Over the course of 8 or so prototypes, I came up with a system which had two pairs of Chiron shifters connected to two driving rings each. The idea was that I'd power the left side and right side alternately. However, I realized that I could just fold the two pairs of shifters into one.

I've never seen four driving rings placed in a square around one Chiron shifter before. I'd be interested to hear if anyone has used this in a build before!

In my final build, power goes into the two blue axles (simultaneously, in the same direction). The outputs are the eight pink gears. Every time the bottom shifter turns 180 degrees, the mechanism switches from powering the North and West output axles to powering the South and East axles. Meanwhile, every quarter turn of the top shifter changes which of the four gears is powered, either on the left or the right, depending on which is powered.

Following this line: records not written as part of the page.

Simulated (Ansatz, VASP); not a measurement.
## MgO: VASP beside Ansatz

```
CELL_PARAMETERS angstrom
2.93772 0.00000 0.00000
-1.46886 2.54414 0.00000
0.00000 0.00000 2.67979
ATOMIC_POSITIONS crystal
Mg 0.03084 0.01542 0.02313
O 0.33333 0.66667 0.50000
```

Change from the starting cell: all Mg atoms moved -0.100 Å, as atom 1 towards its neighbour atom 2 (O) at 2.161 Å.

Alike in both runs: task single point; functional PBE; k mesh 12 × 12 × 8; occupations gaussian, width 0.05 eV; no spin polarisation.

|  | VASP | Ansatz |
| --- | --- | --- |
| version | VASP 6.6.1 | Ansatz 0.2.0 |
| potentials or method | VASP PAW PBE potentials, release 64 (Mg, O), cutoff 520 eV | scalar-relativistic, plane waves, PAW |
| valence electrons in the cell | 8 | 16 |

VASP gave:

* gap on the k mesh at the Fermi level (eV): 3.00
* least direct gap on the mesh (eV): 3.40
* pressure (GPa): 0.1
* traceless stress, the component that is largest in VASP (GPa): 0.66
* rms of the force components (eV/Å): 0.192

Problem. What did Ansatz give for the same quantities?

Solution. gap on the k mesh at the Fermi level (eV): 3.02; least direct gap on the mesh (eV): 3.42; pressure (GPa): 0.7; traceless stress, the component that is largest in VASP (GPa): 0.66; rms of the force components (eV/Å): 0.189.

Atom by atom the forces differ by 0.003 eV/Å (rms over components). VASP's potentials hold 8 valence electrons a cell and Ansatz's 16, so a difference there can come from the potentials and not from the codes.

To get all the switching to line up, the bottom shifter should make a quarter turn for every half turn of the top shifter. This way North, South, East, and West each get a turn in the output axles on the left, before power is shifted to the right. After a full cycle, all eight gears are given an equal turn being powered.

clock.png

Of course, the mechanism needs connective tissue for structure, to provide input power, to turn the shifters, to keep them aligned on 90 degree increments, and to gear down the motor. I used a PU XL motor geared down by 1:64 for the power and 1:1536 for the shifting. Just for completeness, this means each output gear turns 24 times before switching and the whole cycle takes a little less than 5 minutes.

IMG_2826.png

IMG_2827.png

IMG_2828.png

In researching for this build, I was really surprised that I couldn't find any sequential gearboxes that "wrapped back around." As in, 1-2-3-4-1-2-3-4... They all seem to go sequentially up, then back down.

Hopefully it goes without saying that the eight outputs in this mechanism could be connected to different gearing ratios and then unified afterwards. This would create a sequential 8-speed gearbox that wraps around from 8th gear back to 1st gear. As far as I can tell, this is a totally novel mechanism. If I'm wrong and it's been done before, I would really appreciate seeing another approach!